Prototyping and production requires more than just navigation or tabs or typography. We've created a number of additional elements to help rapidly prototype, and like everything else they are production-ready and easy to restyle or override.
Foundation 3 allows you to easily turn elements on and off based on certain device criteria, like screen size, touch, or orientation.
The following text should describe the device you're using: You are on a very large screen. You are on a large screen. You are on a large or very large screen. You are on a medium screen. You are on a medium or small screen. You are on a small screen, like a smartphone.
This example uses the opposite rules, so the following text should inversely describe the device you're using: You are not on a very large screen. You are not on a large screen. You are not on a large or very large screen. You are not on a medium or small screen. You are not on a medium screen. You are not on a small screen.
The following text should describe the device you're using: You are in landscape orientation. You are in protrait orientation.
The following text should describe the device you're using: You are on a touch-enabled device. You are not on a touch-enabled device.
Note: These classes have been listed in order of precendence. Touch classes will override orientation, which will override size.
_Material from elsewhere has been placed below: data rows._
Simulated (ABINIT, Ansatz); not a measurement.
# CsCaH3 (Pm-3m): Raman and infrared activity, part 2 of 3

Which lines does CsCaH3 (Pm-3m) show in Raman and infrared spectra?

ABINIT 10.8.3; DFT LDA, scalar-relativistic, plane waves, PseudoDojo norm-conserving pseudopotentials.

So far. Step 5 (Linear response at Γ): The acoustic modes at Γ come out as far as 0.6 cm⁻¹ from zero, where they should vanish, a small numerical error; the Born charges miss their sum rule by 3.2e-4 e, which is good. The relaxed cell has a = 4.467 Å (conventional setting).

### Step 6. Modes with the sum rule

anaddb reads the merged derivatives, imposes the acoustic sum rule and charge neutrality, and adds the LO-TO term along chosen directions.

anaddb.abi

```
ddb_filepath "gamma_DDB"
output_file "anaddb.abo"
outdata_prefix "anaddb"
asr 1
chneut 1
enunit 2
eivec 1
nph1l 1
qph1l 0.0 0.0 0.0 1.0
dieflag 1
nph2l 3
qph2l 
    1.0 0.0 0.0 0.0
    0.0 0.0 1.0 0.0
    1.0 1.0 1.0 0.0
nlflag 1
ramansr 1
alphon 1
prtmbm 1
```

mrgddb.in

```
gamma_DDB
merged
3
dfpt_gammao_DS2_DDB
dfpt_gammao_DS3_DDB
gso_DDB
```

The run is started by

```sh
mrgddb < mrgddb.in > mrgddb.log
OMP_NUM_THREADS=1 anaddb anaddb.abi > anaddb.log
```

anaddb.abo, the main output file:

Alerts are a handy element you can drop into a form or inline on a page to communicate success, warnings, failure or just information. The syntax is extremely simple and like everything else in Foundation, easy to customize.
Labels are useful inline styles that can be dropped into body copy to call out certain sections or to attach metadata. Examples might be noting when something was updated or that something is new. The syntax is simple, just a
span element with a class of .label. The border styling mirrors that of the Foundation buttons.
Example Label This label could read a date for an update or it could include an author name or anything really. Inline labels are pretty handy when you need to draw attention or visually separate a short piece of content.
Tooltips are a quick way to provide extended information on a term or action on a page. They work cross browser and cross platform and are easily added to a page by including the jquery.tooltip.js plugin. You can apply the has-tip class to any element.
By default, the tooltip takes the width of the element that it is applied to, but you can override this behavior by applying a data-width attribute to the target element. The tooltip takes on the content of the targets title attribute.
The tooltips can be positioned on the "tip-bottom", which is the default position, "tip-top" (hehe), "tip-left", or "tip-right" of the target element. On a small device, the tooltips are full width and bottom aligned.
If you have keyboard affordances you might need to explain them, and to that end there's a simple keystroke character affordance in Foundation.
For example, to close your browser hit Cmd + Q. Don't actually do it. There's more docs to read.
A panel is a simple, helpful css class that enables you to outline sections of your page easily. This allows you to view your page sections as you add content to them, or add emphasis to a section. There are two styles built in, and they support a class of
.radius to round them off.
This is a regular panel.
It has an easy to override visual style, and is appropriately subdued.
This is a callout panel.
It's a little ostentatious, but useful for important content.
When you just need a horizontal list of links, like in a footer, and you want more control than just spaces between them you can use this simple construct.
If you're embedding video from YouTube, Vimeo, or another site that uses iframe, embed or object elements you can wrap your video in
div.flex-video to create an intrinsic ratio that will properly scale your video on any device.